By Grace Are Ye Saved
Bishop Robert Millet told this experience in the forward of a book he wrote entitled “By Grace Are Ye Saved.” The topic is repentance.
I’m quoting:
some years ago I sat in my office just before sacrament meeting was to start. A young woman from my ward knocked on the door and said she would like to visit with me for a moment. I told her we could chat for a bit but that sacrament meeting would be starting soon. She assured me that this would only take a minute or two.
After we had been seated she said: “Bishop, I need to confess a sin.”
I was startled with the suddenness of the statement and offered the
following: “Well, that could take some time, couldn’t it? Shall we meet after the block of meetings today?”
She quickly responded: “Oh no! This will just take a second.”
I asked her to go ahead and she proceeded to describe in some detail a very serious moral transgression in which she had been involved. It was now about one minute before the meetings were to start, so I tried again:
“Why don’t we meet together after Priesthood and Relief society meetings.”
She then staggered me by saying, “Well, I don’t know why we would need to, unless it would be helpful to you, or something.”
I indicated that such a meeting might prove beneficial to both of us and she agreed to return.
Three hours later we sat in my office and I asked her, “How do you feel about what has happened?”
She responded, “Just fine.” I must have shown my perplexity, because she
added: “For a number of hours I felt bad about what happened, but it’s okay now because I’ve repented.”
I couldn’t ask her the question fast enough, “What do you mean when you say that you have repented?” (She had explained to me earlier that the transgression had taken place on Friday night, and it was now Sunday
afternoon.)
She reached into her purse and pulled out a yellow sheet of paper.
Pointing one by one to various headings that began with R, she said, “I’ve done this, and this, and this and this, and finally I’ve confessed to you.
I’ve repented.”
“It seems to me that you’ve skipped an R, that your list is missing something,” I said.
A startled but persistent look was in her eyes, and I noted a slight impatience with me as she said, “No, that can’t be. I have everything listed here!”
The R you’re missing,” I responded “is Redeemer. You have no place for Christ on your list. I mean, what does Jesus Christ have to do with your transgression? What does what happened in Gethsemane and on Calvary some two thousand years ago have to do with what happened to you two nights ago?”
She answered: “Jesus died for me. He died for my sins.”

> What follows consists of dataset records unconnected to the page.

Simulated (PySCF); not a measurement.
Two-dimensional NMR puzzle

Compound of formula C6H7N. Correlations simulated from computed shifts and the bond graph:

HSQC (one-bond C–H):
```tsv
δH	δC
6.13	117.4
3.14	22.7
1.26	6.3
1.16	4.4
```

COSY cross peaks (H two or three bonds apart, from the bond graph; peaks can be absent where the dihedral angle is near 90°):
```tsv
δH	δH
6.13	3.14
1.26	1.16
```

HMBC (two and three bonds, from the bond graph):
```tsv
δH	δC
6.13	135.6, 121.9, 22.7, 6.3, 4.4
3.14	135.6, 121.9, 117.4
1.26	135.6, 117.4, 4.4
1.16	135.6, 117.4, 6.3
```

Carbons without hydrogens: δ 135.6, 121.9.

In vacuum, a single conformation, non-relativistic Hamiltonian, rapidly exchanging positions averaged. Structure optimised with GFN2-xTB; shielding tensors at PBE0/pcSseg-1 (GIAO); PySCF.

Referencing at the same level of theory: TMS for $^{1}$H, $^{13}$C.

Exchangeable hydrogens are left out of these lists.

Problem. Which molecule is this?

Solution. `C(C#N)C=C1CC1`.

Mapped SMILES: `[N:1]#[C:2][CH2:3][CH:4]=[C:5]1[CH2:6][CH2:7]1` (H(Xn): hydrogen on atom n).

To almost every question I asked thereafter about the Atonement she gave a perfect answer – at least, a perfectly correct answer. She had been well trained, and her answers reflected an awareness of the doctrines associated with repentance. But the answers were all totally cerebral, straight from memory and mind –not from the heart. She obviously saw not real tie between her own ungodly actions and the infinite actions of a God. We spent several hours that day and many days thereafter – searching the scriptures, praying together, and counseling over the way back to the straight and narrow path. She came, in time, to know the correct answers
- this time by feeling, that is, from the heart.